Mulayam Singh Yadav was born to Murti Devi and Sughar Singh Yadav on 22 November 1939[citation needed] in Saifai village, Etawah district, Uttar Pradesh, India.[2]

Yadav had three degrees—B.A., B.T. and M.A. in political science from Karm Kshetra Post Graduate College in Etawah, A. K. College in Shikohabad, and B. R. College, Agra University respectively.[2]

Yadav had married twice. His first wife, Malti Devi, suffered complications while giving birth to their first child, Akhilesh Yadav. She was in a vegetative state until May 2003 when she died. Akhilesh went on to become the Chief Minister of Uttar Pradesh from 2012 to 2017.[3][4] Yadav had a relationship with Sadhana Gupta while still married to Malti Devi in the 1980s and the couple had a son named Prateek in 1988. Gupta was not well known until February 2007, when the relationship was admitted in India's Supreme Court.[5] Prateek Yadav manages the land-holdings of the Yadav family.[6]

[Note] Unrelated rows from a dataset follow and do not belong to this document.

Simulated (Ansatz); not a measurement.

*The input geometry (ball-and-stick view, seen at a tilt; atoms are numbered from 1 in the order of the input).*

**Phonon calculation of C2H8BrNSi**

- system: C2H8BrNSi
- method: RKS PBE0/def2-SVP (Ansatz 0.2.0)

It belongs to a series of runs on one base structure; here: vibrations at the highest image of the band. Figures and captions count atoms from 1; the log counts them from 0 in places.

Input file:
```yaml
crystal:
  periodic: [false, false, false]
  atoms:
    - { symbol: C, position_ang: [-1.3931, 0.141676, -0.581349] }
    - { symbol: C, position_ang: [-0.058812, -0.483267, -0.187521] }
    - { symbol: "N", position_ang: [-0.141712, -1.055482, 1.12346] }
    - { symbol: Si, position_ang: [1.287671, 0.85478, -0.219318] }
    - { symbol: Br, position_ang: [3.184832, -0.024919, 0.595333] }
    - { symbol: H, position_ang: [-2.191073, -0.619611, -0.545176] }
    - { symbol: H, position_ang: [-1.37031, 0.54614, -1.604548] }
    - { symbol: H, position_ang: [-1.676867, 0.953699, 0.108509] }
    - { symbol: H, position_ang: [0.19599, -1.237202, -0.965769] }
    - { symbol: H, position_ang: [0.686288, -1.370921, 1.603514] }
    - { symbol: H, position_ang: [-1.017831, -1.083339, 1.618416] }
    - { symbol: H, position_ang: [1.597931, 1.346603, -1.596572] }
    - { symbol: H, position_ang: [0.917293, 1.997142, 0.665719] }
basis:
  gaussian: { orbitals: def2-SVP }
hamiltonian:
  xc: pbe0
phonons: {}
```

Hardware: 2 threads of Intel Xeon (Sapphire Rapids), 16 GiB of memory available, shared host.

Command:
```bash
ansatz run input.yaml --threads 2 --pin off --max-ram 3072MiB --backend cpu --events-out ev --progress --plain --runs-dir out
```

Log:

Main Mulayam Singh Yadav, a film about his life, is scheduled for release in October 2020. Actor Amyth Sethi will play the title role in the movie which is directed by Suvendu Raj Ghosh and produced by Meena Sethi Mondal.[7]

Early political career

Groomed by leaders such as Ram Manohar Lohia and Raj Narain, Yadav was first elected as a Member of the Legislative Assembly in Legislative Assembly of Uttar Pradesh in 1967. Yadav served eight terms there.[citation needed] In 1975, during Indira Gandhi's imposition of the Emergency, Yadav was arrested and kept in custody for 19 months.[8] He first became a state minister in 1977. Later, in 1980, he became the president of the Lok Dal (People's Party) in Uttar Pradesh which became a part of the Janata Dal (People's Party) afterwards.[citation needed] In 1982, he was elected leader of the opposition in the Uttar Pradesh Legislative Council and held that post until 1985.[2] When the Lok Dal party split, Yadav launched the Krantikari Morcha party.[9]

Chief Minister

First term

Yadav first became Chief Minister of Uttar Pradesh in 1989.[2]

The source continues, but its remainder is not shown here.